SQL Injection in Bash Scripts

Problem

When working on making a small application with a Zenity GUI, I ask the user for input. I need to somehow sanitize this input, or I will leave the gates wide open for two problems:

In this blog post, I’m going to look at a solution for the first problem.

Disclaimer

Of course, you shouldn’t write SQL queries in a programming language that doesn’t provide a way to supply parameterized queries. Also, when a user is executing a shell script themselves on their local machine, SQL and command injection become academic, because the user already has the right to modify the database or to execute random Bash commands. It would only be problematic if the script would be executed by an HTTP server that can reached by the internet at large. But in that case, you wouldn’t be writing a Bash script, you would use a proper programming language, right?

Solving SQL Injection The Normal Way: Parameterized Queries

The solution for SQL injection, is, of course, parameterized queries. You send a query to the database and leave placeholders (AKA “bind variables”) open, that take the form of a question mark or a named parameter:

SELECT  *
FROM    user
WHERE   name = ?
AND     password = ?;

SELECT  *
FROM    user
WHERE   name = :name
AND     password = :password;

The parameters are sent separately to the RDBMS, and are bound to a certain type (varchar, integer, etc) and thus cannot cause unintended side effects anymore.

However, Bash Doesn’t Let You Do This

In Bash, however, it’s hard to use this if the provided executable doesn’t accept parameters. Postgres’ psql takes a -v option, and allows you to write:

$ psql -u user -h host -v 'name=qwerty' -v 'password=12345' \
    'SELECT * FROM user WHERE name = :name AND password = :password;'

MariaDB/MySQL, however, provides nothing of the kind.

IFS='|' read -r description amount < <(zenity --forms \
        --add-entry description \
        --add-entry amount \
        --text 'Please specify a description and amount')
# assume env variable MYSQL_PWD is set
mysql -u user -h host \
    -e "INSERT INTO advance VALUES ('$description', $amount);"

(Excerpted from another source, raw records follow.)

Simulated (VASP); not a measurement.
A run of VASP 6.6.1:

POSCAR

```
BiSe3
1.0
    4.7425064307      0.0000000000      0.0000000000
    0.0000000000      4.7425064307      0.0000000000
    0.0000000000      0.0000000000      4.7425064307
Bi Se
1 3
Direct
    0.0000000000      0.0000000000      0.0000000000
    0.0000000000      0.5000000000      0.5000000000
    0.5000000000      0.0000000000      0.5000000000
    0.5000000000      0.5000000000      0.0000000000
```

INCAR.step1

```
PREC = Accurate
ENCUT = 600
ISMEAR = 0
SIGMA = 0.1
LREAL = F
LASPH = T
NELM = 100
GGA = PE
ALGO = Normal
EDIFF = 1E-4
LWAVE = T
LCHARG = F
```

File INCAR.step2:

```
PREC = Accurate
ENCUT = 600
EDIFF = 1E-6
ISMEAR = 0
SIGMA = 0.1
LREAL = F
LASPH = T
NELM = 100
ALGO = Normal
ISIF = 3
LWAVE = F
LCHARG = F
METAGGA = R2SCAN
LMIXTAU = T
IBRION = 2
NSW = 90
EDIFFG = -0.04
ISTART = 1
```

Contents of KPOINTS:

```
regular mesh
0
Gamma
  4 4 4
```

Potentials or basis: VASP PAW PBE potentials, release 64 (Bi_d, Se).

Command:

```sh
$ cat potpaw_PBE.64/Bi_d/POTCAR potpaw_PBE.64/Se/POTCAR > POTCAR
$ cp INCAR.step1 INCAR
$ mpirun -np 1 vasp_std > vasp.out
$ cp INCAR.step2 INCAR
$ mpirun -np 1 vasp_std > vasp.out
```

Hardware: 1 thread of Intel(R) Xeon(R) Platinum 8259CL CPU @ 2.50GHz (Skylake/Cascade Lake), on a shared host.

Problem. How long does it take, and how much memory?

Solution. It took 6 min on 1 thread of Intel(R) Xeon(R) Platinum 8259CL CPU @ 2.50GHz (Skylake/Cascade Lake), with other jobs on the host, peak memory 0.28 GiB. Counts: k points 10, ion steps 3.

The code fragment above leaves us completely exposed to SQL injection.

Solving SQL Injection In Bash

We could base64 encode the user data and use a function on the RDBMS to decode from base64.

IFS='|' read -r us_description us_amount < <(zenity --forms \
        --add-entry Description \
        --add-entry Amount \
        --text 'Please specify a description and amount')
description_base64="$(echo -n "$us_description" | base64)"
amount=$(parse_float "$us_amount") || { >&2 echo 'Invalid float'; exit 1; }
# assume MYSQL_PWD is set
mysql -u user -h host \
    -e "INSERT INTO advance VALUES (FROM_BASE64('$description_base64'), $amount));"

Why Does This Work?

You might think to yourself: why does this actually work? Doesn’t the function get expanded and you end up with the same problem? Let’s figure out how a SQL statement gets processed by the RDBMS.

When the RDBMS receives the SQL statement, it is handled by a SQL interpreter. The interpreter consists of two parts: a parser and an optimizer. First, the parser checks for syntax errors. If the syntax is correct, it will check whether the statement is semantically correct: for example, do all referenced tables and columns exist? The parser separates the pieces of a SQL statement into a data structure that other routines can process. (As we’ll see, this is important: after parsing, SQL injection is no longer possible.) After the interpreter is done with the statement, the statement is handed to the optimizer. The optimizer tries to determine how to get the best performance. The result is an execution plan, which is fed to a code generator and finally run by the database processor.

Schematically:

SQL statement processing (Read here how Oracle processes statements). A function is evaluated during the execution phase. The parser has no problem with a valid, existing function that promises to return a value that is expected in that position. The optimizer’s task is only to determine at what moment in the execution phase the function is best executed, but also doesn’t evaluate the function. We can prove all this to ourselves by calling a function that will throw an error:

MariaDB [foo]> \W
Show warnings enabled.
MariaDB [huishouden]> SELECT FROM_BASE64('!');
+------------------+
| FROM_BASE64('!') |
+------------------+
| NULL             |
+------------------+
1 row in set, 1 warning (0.004 sec)

Warning (Code 1958): Bad base64 data as position 0
MariaDB [foo]> -- no warning will show because function is not evaluated
MariaDB [foo]> SELECT FROM_BASE64('!') WHERE 1 = 0;
Empty set (0.003 sec)

Calling FROM_BASE64 with an invalid base64 string ! results in a runtime exception. When we add a predicate in the WHERE clause that always fails (1 = 0), the query gets executed nonetheless, showing us that MariaDB/MySQL will only evaluate the function at runtime. At runtime, the return value of FROM_BASE64 cannot be used anymore to alter the SQL statement, because that stage is long past. At this point in time, the return value is harmless.

Software I used

$ uname -a
Linux cirrus7 5.5.3-arch1-1 #1 SMP PREEMPT Tue, 11 Feb 2020 15:35:41 +0000 x86_64 GNU/Linux
$ mysql --version
mysql  Ver 15.1 Distrib 10.4.12-MariaDB, for Linux (x86_64) using readline 5.1
$ zenity --version
3.32.0